Showing posts with label Bartholomeusz. Show all posts
Showing posts with label Bartholomeusz. Show all posts

Tuesday, April 18, 2006

Market Analysts

An article by Stephen Bartholomeusz in this morning's The Age inspired me to respond. I don't intend to share it all here - except a short note on market analysts.

Market analysts trade in "self-fulfilling prophecies". They are paid to predict whether stocks will go up or down, but as a group have more direct influence over that than anyone else. Quite weird.

Market analysts have extremely restricted access to data, but once they make comments about how a firm should behave the sharemarket will punish the firm - so often CEOs do what the market wants rather than what their own analysis says is right. A sample case is mobiles. Hutchison makes a big 15 year investment in 3G. The analysts start saying they need to acquire customers faster - so Hutch invents the capped plan. So the analysts say that Hutch will take share and everyone else is ruined - so the others follow suit to retain share. So the analysts tell everyone the mobile industry is trashed....

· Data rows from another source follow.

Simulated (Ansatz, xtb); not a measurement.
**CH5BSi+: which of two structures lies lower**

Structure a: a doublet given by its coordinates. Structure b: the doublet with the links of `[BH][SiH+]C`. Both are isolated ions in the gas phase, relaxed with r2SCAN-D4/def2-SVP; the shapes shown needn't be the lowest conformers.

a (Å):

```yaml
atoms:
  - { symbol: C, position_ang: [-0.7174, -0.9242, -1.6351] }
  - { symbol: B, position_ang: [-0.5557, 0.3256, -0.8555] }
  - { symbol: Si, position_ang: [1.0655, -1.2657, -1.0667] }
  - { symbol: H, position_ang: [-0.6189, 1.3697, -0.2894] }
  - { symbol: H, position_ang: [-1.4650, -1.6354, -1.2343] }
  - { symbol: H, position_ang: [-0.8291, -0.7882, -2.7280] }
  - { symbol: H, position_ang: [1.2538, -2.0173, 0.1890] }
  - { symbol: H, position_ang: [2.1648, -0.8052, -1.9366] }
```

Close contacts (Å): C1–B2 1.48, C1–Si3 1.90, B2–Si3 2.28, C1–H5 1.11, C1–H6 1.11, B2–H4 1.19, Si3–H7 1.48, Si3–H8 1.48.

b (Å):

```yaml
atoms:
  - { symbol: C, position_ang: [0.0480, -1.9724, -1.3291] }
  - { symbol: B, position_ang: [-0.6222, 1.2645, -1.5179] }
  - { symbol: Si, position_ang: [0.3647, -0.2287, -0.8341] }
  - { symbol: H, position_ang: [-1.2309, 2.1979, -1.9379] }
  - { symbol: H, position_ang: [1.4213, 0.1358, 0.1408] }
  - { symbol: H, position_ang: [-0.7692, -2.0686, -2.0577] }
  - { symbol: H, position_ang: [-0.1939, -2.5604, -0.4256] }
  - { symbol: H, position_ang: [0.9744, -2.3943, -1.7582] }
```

I'm still thinking through why firms give so little information. One is a misguided sense that it helps competitors. But I think the other is that the lack of information actually promotes the over-pricing of assets - it sets the "market premium" generally higher - which artificially inflates the cost of capital thus increasing the returns to shareholders from investment in equities. So a thesis is that the reason equity markets have been growing so fast is the decrease in "proprietor" type companies (where at least a cornerstone investor runs the company and has real knowledge of the firms economics) and the greater prevalence of "funds" all of whom are served by an uninformed market.